HPCPOWER2 User guide – Research Computing, HKU ITS

General

System overview
Logging into the system
Editing the program
Configuring your account
Transferring data file
Program Compilation and Testing

Resource Management System

Torque Resource Manager
PBS Job Command file
Submitting a Job
Manipulating a Job

General

System overview

HPCPOWER2 system consist of 24 nodes. Each node contains two 64-bit Intel quad-core Xeon processors of 3GHz and 8GB of RAM. Each processor consists of 12MB of cache.

The hpcpower2 uses the Scientific Linux 5.2 as its operating system. Reading of this user guide and using of the system assumes familiarity with the Linux/Unix software environment. In order to get an understanding of the Linux/UNIX, please study the UNIX user’s guide in ITS web page.

The hpcpower2 uses the Torque Resource Manager software to distribute the computational workload across the processors. Torque, similar to OpenPBS, is a batch job scheduling application that provides the facility for building, submitting and processing batch jobs on the system.

Jobs are submitted to the system by creating a PBS job command file that specifies certain attributes of the job, such as how long the job is expected to run and, in the case of parallel programs, how many processors are needed, and so forth. PBS then schedules when the job is to start running on the cluster (based in part on those attributes), runs and monitors the job at the scheduled time, and returns any output to the user once the job completes.

Logging into the system

Logins to the hpcpower2.hku.hk system can be done through the HKU campus network by SSH. SSH is not bundled by MS Windows that you may require to download SSH client like PuTTY. Please visit SSH and Secure File Transfer for more details.

After you login, the places you on the master node, which acts as the control console for any interactive work such as source code editing, compilation, program testing and submitting jobs through Torque Resource Manager. When you log on to the master node you should be in your home directory (either /home1/$LOGNAME or /home2/$LOGNAME) which is also accessible by batch nodes.

Editing the program

You can use the command vi, emacs or pico to edit programs. Please refer to the UNIX user’s guide for detail.

Important notice for Microsoft Windows users: do not use a standard Microsoft Windows editor such as Notepad to edit files that will be used on the Linux or other Unix systems. The two systems use different sequences of control characters to mark the end of line (EOL). If you are using the system from a Microsoft Windows desktop machine, please SSH to the master node and edit the program directly using pico.

Configuring your account

Every user account is pre-configured with the necessary environment. You can use all software in the system without any modification to the system files like .rhosts, .bashrc or .bash_profile.
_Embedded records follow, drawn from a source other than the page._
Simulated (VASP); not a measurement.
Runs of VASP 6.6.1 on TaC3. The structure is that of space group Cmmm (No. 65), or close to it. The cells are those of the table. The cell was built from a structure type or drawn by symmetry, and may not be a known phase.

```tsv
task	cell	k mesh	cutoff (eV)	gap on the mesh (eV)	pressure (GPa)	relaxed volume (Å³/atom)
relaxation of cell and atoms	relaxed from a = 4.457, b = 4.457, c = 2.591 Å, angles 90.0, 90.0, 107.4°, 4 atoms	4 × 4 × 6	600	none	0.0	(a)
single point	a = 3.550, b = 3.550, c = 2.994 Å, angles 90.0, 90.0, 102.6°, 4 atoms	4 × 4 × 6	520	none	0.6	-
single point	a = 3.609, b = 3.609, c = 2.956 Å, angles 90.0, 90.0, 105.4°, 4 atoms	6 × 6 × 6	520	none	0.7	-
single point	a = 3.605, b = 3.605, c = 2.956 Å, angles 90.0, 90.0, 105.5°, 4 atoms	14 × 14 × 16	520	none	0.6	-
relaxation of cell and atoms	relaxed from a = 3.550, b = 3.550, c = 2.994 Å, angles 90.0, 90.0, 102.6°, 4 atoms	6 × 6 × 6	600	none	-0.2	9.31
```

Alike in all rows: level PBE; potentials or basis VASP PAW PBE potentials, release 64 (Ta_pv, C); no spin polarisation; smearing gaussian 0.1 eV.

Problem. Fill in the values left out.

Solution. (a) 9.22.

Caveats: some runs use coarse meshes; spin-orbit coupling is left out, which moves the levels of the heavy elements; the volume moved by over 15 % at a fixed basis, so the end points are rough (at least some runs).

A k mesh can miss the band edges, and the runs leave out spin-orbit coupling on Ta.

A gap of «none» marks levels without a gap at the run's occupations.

You can copy the most up-to-date system files from the directory /etc/skel in case your copies are deleted by accident.

When a job is submitted to the cluster through Torque a new login to your account is initiated, and any initialization commands in your startup files (.bashrc, .bash_profile, etc) are executed. In this case (running in batch mode) it is necessary not to put interactive commands such as setting tset and stty or generating outputs in the startup files. If these precautions are not taken then error messages will be written to the batch jobs error file and your program cannot run.

Transferring data file

(UPDATE 19 Aug 2013: Please use hpcpower2b.hku.hk for file transfers between HPCPOWER2 and external computers. File transfer between hpcpower2.hku.hk and external machines will be disabled on 1 Sep 2013 or soon after)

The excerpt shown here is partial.